We think purchasing and lending got way too complicated somewhere along the way. We are here to help make the lending process better by providing you with REAL solutions. We say it how is, in your terms and on your terms.

If you are tired of the current terms of your home loan and you feel like the interest rate is dragging your finances down, Connected Loans can offer you a great solution.

This page will help you understand the benefits of refinancing your mortgage and the important details that will help you make a smart decision about this financial move.

Why should you refinance your mortgage?

There are many reasons to refinance your mortgage – most of which will revolve around improving your current financial situation.

  • To achieve a lower interest rate. Reduce your repayments or pay your loan off sooner
  • To change a variable interest rate into a fixed-rate or vice versa
  • To lower your monthly payments. Allowing you to reduce your repayments and increase your loan term
  • To use the equity in the house. The equity of the house refers to the value of the house less your loan balance. For instance, if your house was valued at $500,000 and your mortgage loan balance was $400,000, the equity that you have is $100,000. You can use that equity, refinance and increase your loan.
    • Equity can be used in several ways:
    • To renovate or upgrade your house
    • To repair or maintain certain parts of the property
    • For other personal, investment and business use
  • To consolidate your debts. Since refinancing can help you borrow against the value of your house, you refinance all your existing debts – not just your mortgage. This will all depend on the equity in your house. If the equity can cover your credit cards, car loans, and even tax debt, you can pay them all off and be left with one loan repayment to manage. Typically, your monthly repayment will decrease.
  • To access new features in your loan. Sometimes, other mortgage lenders provide better features like lower fees and more flexible payment terms.
What should I consider before refinancing?

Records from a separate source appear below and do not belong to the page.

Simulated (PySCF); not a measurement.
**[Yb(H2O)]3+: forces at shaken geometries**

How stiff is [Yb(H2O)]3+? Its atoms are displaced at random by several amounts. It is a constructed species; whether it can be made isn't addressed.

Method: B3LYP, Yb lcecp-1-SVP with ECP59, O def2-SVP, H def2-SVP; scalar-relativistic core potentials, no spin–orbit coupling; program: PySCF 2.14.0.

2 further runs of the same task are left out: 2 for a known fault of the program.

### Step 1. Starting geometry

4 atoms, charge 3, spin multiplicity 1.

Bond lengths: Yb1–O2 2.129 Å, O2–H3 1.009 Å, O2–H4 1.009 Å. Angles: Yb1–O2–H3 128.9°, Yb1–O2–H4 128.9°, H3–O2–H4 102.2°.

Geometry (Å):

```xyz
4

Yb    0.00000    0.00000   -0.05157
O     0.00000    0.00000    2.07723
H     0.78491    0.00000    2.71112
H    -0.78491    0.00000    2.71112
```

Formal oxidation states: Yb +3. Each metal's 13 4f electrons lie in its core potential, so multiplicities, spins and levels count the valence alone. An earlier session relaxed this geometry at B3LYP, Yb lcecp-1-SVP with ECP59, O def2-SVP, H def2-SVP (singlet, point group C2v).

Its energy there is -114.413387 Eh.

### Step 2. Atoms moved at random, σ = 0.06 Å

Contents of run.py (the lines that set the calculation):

Before you refinance, it is important to ask yourself the following questions:

Why am I refinancing? It’s important to ensure that if you refinance that you are better off. It might be that your current mortgage is the best type of loan for you.

Will you live in the property for a long time? If you have plans to sell the property in the near future, it does not make sense to refinance as you’ll need to take into account any upfront fees and ongoing costs associated with a refinance.

What is important to you? You need to consider what you are looking for – do you want a lower rate, better features, a fixed rate or better service?

What is the current interest rate? It only makes sense to refinance a mortgage if you will get a lower interest rate in return. Otherwise, you are better off staying with your current mortgage

Will there be penalties if you refinance? If your original mortgagee will charge a prepayment penalty, do not be too quick to skip refinancing. Sometimes, the penalty is nothing compared to the amount that you will save if you get the low-interest rate on the new loan. You should also consider the transaction fees that will be charged to shift your mortgage and any tax implications of this financial move.

What is the refinance process?

The refinancing process will depend on who your lender is. To give you an idea, here are the general procedures when refinancing:

  1. Make a list of the qualities that you want from the new loan. This can be low-interest rates, a longer payment term, fewer fees, etc.
  2. Find the lender that can give you the closest mortgage according to your list. Take note that you can refinance with the same lender as the original loan. This is why you need to check with them first before you search elsewhere. The process is usually simpler and a lot faster if your current lender can accommodate your refinancing requirements. Feel free to set a meeting with them to discuss what you want out of the loan. Be thorough in asking about fees and charges.
  3. Submit your application. This is usually similar to the original mortgage process wherein you will complete a form and submit it to the lender with updated documents (e.g. income changes, etc).
  4. Go through a pre-approval. The new lender will check your application and initial documents to see if you qualify for the loan. They will check your credit report and make sure that you can pay off the loan you will borrow.
  5. Standby for the valuation process. The new lender will assess your property to check its current value. If you have more than one property, you may be charged for the valuation of the others. Only the first property valuation is free.
  6. Get the finance approval. Once everything is in order, you will receive your loan approval in writing. This is usually called the unconditional or formal finance approval. The loan documents will soon follow.
  7. Inform the old lender. This is unnecessary if you will refinance with the same lender. If not, you need to let them know that you have plans to refinance with another company. This will give them time to prepare the information and requirements that the new lender will request.
  8. Receive the loan documents. These are the legally binding documents that you need to review thoroughly and carefully before you sign. Make sure it is as close as the list that you drafted at the beginning of this process (to ensure that your targets are met). If there is anything that you do not understand or agree to, call the lender to clarify your queries.
  9. Wait for the settlement to be completed. This is when the old loan will be settled and the new one established. The exchange of the titles and the registration of the mortgage over the property will also happen during this time.
  10. Learn how to manage the new loan. Since this is a new loan with new terms, you have to learn the details to ensure that you will not miss on any payments or incur charges or penalties.
How much does it cost to refinance?

The cost to refinance will depend on whether you will apply with the same mortgage lender or with a new one. The state where the property is will also be a factor when calculating the cost. You need to ask the mortgage lender for the actual details but you can expect it to have the following fees:

  • Application fee. This is for the new lender so they can process the loan application for the refinancing loan.
  • Valuation fee. This is also paid to the new lender. Most of the time, the first valuation is free – but some lenders may charge this.
  • Land registration fees. This is paid to the new lender for the transfer of the mortgage registration from the old lender to the new one.
  • Discharge fee. This is paid to the current lender to prepare the documents required for the refinancing and as pay-out to the existing loan.
  • Contract break cost. This is also known as the prepayment penalty. Not all home loans have this but you need to check your mortgage contract if you will be charged with this penalty.